It could be several years before global tourism recovers from the air attacks on the US, but the longer-term outlook remains upbeat, the head of the World Tourism Organisation (WTO) has said.
"It's very difficult to make an assessment, since it's the first time there has been an incident of such huge dimensions," Francesco Frangialli, secretary general of the 139-member intergovernmental organisation, said in an interview.
Long-term projections for international tourism, however, were unchanged.
"We shall come back on track in one to two years," he said.
Frangialli was in Seoul to attend a biannual general assembly.
The US military is in the midst of its biggest mobilisation since the 1991 Gulf War in response to the attacks, which left nearly 7,000 dead or missing.
Airlines worldwide have reported sharp declines in ticket sales, which have led to job cuts and service curtailments.
Frangialli said his organisation maintains its projection for international tourist arrivals to top one billion by 2010 and over 1.5 billion trips abroad by 2020.
"We're on a trend of rapid growth," he said.

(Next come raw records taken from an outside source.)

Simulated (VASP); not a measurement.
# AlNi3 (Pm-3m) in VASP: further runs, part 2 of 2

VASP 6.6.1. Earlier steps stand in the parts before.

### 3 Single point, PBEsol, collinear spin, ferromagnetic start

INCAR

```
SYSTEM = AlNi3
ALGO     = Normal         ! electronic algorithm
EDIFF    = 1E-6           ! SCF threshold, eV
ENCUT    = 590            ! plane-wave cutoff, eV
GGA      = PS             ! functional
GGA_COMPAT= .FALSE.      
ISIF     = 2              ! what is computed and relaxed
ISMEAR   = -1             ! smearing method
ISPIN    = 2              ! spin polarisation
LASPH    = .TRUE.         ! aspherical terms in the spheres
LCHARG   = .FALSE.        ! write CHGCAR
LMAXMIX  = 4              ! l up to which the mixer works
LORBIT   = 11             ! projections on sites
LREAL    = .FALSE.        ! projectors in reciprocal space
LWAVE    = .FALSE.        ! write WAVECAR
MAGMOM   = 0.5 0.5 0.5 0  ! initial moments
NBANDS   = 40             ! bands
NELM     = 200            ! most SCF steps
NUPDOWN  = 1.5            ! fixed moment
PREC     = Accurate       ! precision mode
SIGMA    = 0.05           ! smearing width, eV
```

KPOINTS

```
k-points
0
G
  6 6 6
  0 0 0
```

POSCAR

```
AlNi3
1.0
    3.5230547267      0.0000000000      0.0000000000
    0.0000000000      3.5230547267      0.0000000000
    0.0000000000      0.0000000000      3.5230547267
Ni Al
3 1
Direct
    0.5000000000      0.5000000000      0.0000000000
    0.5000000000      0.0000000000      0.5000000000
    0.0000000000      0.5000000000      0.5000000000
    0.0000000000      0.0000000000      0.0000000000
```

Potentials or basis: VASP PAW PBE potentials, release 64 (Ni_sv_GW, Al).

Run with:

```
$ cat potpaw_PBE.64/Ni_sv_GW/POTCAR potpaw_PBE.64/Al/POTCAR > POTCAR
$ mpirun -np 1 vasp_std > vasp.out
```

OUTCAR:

The WTO said during the first eight months of 2001, global tourism was on track for an increase of 2.5 to 3.0 per cent. Barring widespread new developments, it predicted growth this year should come in at between 1.5 to 2.0 per cent.
Last year, the industry grew by 7.4 per cent and generated $476 billion, excluding airfares.
Frangialli predicted the global tourism industry will display its characteristic flexibility in coming months.
"Most travellers will shift to another part of the world. They may postpone their travels for a few weeks, but they will travel in greater numbers the following year," he said.